Oslo Summer School in Comparative Social Science Studies 2018
Introduction to Agent-based Modeling and Computing
Professor Robert Axtell, Department of Computational and Data Sciences, College of Science, Department of Economics, College of Humanities and Social Sciences Center for Social Complexity, Krasnow Institute for Advanced Study, George Mason University, USA
Course dates: 23 - 27 July 2018
Main disciplines: Economics, Sociology, Data Science
Political Science, Research Methodology
Course Credits: 10 pts (ECTS)
Limitation: 25 participants
Course objectives / learning outcome
This course is designed to introduce social scientists (economists, political scientists, sociologists, anthropologists, finance students, linguists, etc.) to the emerging paradigm of agent-based modeling (ABM), in which each individual in a social system is represented as a distinct software object.

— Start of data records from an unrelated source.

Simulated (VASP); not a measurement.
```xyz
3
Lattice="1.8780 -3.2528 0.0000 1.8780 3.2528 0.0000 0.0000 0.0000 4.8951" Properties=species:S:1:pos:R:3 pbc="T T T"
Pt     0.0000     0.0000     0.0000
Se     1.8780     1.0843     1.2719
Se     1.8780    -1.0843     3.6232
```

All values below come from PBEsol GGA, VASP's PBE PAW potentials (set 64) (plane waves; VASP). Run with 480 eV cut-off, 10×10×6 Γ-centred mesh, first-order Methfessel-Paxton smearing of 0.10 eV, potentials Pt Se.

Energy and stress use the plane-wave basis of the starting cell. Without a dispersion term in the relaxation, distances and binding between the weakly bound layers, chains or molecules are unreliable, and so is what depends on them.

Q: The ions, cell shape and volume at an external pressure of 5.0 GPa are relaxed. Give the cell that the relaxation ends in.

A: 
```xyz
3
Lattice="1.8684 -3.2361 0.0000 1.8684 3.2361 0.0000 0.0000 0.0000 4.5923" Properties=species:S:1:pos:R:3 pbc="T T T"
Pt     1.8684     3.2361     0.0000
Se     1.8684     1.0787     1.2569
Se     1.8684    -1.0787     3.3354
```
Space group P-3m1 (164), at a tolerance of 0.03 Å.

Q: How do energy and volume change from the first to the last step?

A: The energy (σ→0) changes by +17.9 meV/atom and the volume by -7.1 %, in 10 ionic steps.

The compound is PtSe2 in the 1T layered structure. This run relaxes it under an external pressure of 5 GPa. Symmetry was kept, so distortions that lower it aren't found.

These objects, called agents, have internal data (states) and methods (rules of behavior) and interact directly with one another according to behavioral rules. From specific initial conditions such models move forward in time through agent interactions and social structures emerge, from market-clearing prices to behavioral norms and social conventions. This ‘bottom-up’ perspective on social phenomena contrasts with so-called ‘representative agent’ formulations common in economics and are a principled way to study collective behavior in sociology, for instance. Agents in ABMs can be arbitrarily heterogeneous in contrast to game theory where typically only a few agent ‘types’ are permitted. Agents typically have heterogeneous information and are boundedly rational. Since agent interactions generally give rise to social networks there is a definite sense in which ABM generalizes social network theory, permitting the study of truly dynamic networks.
Furthermore, while it is common for ABMs to yield steady-states at the aggregate, social level, these are often accompanied by perpetual flux and novelty at the agent level, meaning Nash equilibria and other ‘solution concepts’ from conventional game theory are of limited relevance. We will illustrate all of the above through a series of progressively more complex models, some of which are grounded in micro-data.
Students will learn how to manipulate existing ABMs as well as how to program such models from scratch. While some familiarity with computer programming will be helpful for this course, a user-friendly software package, NetLogo, will be used extensively and students new to programming usually find it easy to learn.
LECTURE OUTLINE (draft)
Session 1: Agent-based modeling (ABM) in the social sciences
Session 2: Software for agent-based modeling
Session 3: A simple agent-based model: zero-intelligence traders
Session 4: Applications of ABMs in economics, finance, game theory, and related disciplines
Session 5: Agents create social networks and applications of ABMs in sociology
Session 6: Agent heterogeneity, big data in the social sciences, and synthetic populations
Session 7: Specifying agent behavior: incorporating laboratory data into ABMs
Session 8: Large-scale models (millions of agents or more)
Session 9: Calibration, estimation, verification, and validation of ABMs
Session 10: Advanced topics, based on student interest: agent activation regimes, applications in anthropology/archaeology, relation of ABMs to cellular automata and interacting particle systems, macroeconomic modeling using ABMs, applications of ABMs in politics, computational statistics and ABMs, commercial applications of ABMS, or complex systems and ABMs
Professor Robert Axtell earned an interdisciplinary Ph.D. degree at Carnegie Mellon University, where he studied computing, social science, and public policy. His teaching and research involves computational and mathematical modeling of social and economic processes. Specifically, he works at the intersection of multi-agent systems computer science and the social sciences, building so-called agent-based models for a variety of market and non-market phenomena.
His research has been published in the leading scientific journals, including Science and the Proceedings of the National Academy of Sciences, USA, and reprised in Nature, and has appeared in top disciplinary journals (e.g., American Economic Review, Computational and Mathematical Organization Theory, Economic Journal), in general interest journals (e.g., PLOS One) and in specialty journals (e.g., Journal of Regulatory Economics, Technology Forecasting and Social Change.)